Inside each float tank – large white pods that look like something “The Jetsons” would ride into space – are 900 pounds of Epsom salt and 250 gallons of water, which amounts to about 10 inches of water lapping around the inside. A light refracts beams of blue through the water, casting a calming glow all around.
After a scrub down in the shower, you get in the pod in your birthday suit. The water’s salinity immediately coats your skin in a silky layer and allows your entire body to float without effort. When you lower the pod’s lid and the blue light shuts off, so do your senses. For 90 minutes your brain can disconnect from the stimulus of any sensation to your body, leading it to wonder.
A manner of deep meditation is what Mark was looking for from his first floating experience, and that’s exactly what he got. He said the deprivation of the tank allows you to reach a level of consciousness strived to by Buddhist monks in their deepest levels of meditation.
“It’s like a gravity free environment. It’s like having the feeling of being in outer space, like your mind is in space,” he said.
It takes a while to free yourself of all the everyday thoughts plaguing your brain, but it’s a great place to be once you get there, Laurie said.
“We’re so over stimulated, I think people just need a break,” she said.
The floating craze has caught on big time in Europe and Canada, with float centers gradually popping up across the west coast of the U.S. The Bowers hope to introduce the practice up and down the east coast – starting in Baldwin Park.
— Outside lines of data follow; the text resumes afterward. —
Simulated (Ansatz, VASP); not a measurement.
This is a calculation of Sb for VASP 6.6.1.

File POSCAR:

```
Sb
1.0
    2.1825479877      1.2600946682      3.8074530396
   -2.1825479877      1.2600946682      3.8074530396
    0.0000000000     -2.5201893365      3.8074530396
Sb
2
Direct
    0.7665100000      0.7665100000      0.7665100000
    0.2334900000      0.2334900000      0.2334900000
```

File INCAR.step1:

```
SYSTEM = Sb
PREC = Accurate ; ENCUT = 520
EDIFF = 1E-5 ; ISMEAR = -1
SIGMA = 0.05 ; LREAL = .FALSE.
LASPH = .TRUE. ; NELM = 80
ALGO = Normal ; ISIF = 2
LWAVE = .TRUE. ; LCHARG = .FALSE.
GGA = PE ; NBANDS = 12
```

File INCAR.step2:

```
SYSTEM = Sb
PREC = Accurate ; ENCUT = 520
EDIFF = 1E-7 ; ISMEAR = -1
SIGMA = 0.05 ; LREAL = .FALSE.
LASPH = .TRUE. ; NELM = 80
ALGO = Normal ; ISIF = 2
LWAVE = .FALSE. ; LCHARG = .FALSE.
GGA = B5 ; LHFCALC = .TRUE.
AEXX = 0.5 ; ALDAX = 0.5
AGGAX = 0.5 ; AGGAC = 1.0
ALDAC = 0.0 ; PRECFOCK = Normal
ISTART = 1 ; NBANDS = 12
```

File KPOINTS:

Before their doors even opened, the couple said they had a steady stream of folks stopping in to see what the shop was all about. Chiropractors and athletes, IT workers and new moms, people from ages 15 to 80 with all different backgrounds have shown interest in the practice, Laurie said. Floating offers something different for everyone.
“I think self-care is the new health-care,” Mark said. “I think a lot of people are looking for new and different ways to better their bodies. And this is a way to do it.”